The two techniques used to build the relational logical data model are normalization and abstraction.

When I turned 12, I received a trunk full of baseball cards as a birthday present from my parents. I was delighted, not just because there may have been a Hank Aaron or Pete Rose buried somewhere in that trunk, but because I loved to organize the cards. I categorized each card according to year and team. Organizing the cards in this way gave me a deep understanding of the players and their teams. To this day, I can answer many baseball card trivia questions.

Normalization, in general, is the process of applying a set of rules with the goal of organizing something. I was normalizing the baseball cards according to year and team. We can also apply a set of rules and normalize the attributes within our organizations. The rules are based on how the business works, which is why normalization is the primary technique used in building the relational logical data model.

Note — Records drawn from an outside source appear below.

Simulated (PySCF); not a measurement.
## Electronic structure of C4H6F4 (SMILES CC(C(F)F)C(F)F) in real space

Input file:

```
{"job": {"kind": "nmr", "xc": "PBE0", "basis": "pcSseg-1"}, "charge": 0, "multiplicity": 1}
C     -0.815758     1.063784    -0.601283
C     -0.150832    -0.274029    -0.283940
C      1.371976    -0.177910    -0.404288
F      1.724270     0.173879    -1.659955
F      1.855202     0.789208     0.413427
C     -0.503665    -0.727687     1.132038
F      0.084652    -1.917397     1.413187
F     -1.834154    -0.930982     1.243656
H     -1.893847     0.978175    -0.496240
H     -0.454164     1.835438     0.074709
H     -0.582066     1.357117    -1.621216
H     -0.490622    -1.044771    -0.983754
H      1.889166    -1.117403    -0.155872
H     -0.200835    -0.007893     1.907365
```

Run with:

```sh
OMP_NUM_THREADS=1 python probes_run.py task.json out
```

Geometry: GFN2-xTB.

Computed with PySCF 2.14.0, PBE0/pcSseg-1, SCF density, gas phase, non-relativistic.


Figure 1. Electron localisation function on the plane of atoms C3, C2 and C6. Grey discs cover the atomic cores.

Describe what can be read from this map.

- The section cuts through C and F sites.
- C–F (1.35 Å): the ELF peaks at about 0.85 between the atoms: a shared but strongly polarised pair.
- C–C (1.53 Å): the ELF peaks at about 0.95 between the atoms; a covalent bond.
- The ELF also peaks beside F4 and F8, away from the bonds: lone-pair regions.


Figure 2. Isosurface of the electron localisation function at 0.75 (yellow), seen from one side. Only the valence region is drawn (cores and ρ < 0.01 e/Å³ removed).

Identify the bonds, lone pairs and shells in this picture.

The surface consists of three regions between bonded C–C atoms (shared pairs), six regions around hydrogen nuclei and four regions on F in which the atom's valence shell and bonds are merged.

Just as those baseball cards lay unsorted in that trunk, our companies have huge numbers of attributes spread throughout departments and applications. The rules applied to normalizing the baseball cards entailed first sorting by year, and then by team within a year. The rules for normalizing our attributes can be boiled down to a single sentence:

Make sure every attribute is single-valued and provides a fact completely and only about its primary key.

The underlined terms require more of an explanation.

Single-valued means an attribute must contain only one piece of information. If Consumer Name contains Consumer First Name and Consumer Last Name, for example, we must split Consumer Name into two attributesConsumer First Name and Consumer Last Name.

Provides a fact means that a given primary key value will always return no more than one of every attribute that is identified by this key. If a Customer Identifier value of 123 for example, returns three customer last names (Smith, Jones, and Roberts), it violates this part of the normalization definition.

Completely means that the minimal set of attributes that uniquely identify an instance of the entity is present in the primary key. If, for example, there are two attributes in an entitys primary key, but only one is needed for uniqueness, the attribute that is not needed for uniqueness should be removed from the primary key.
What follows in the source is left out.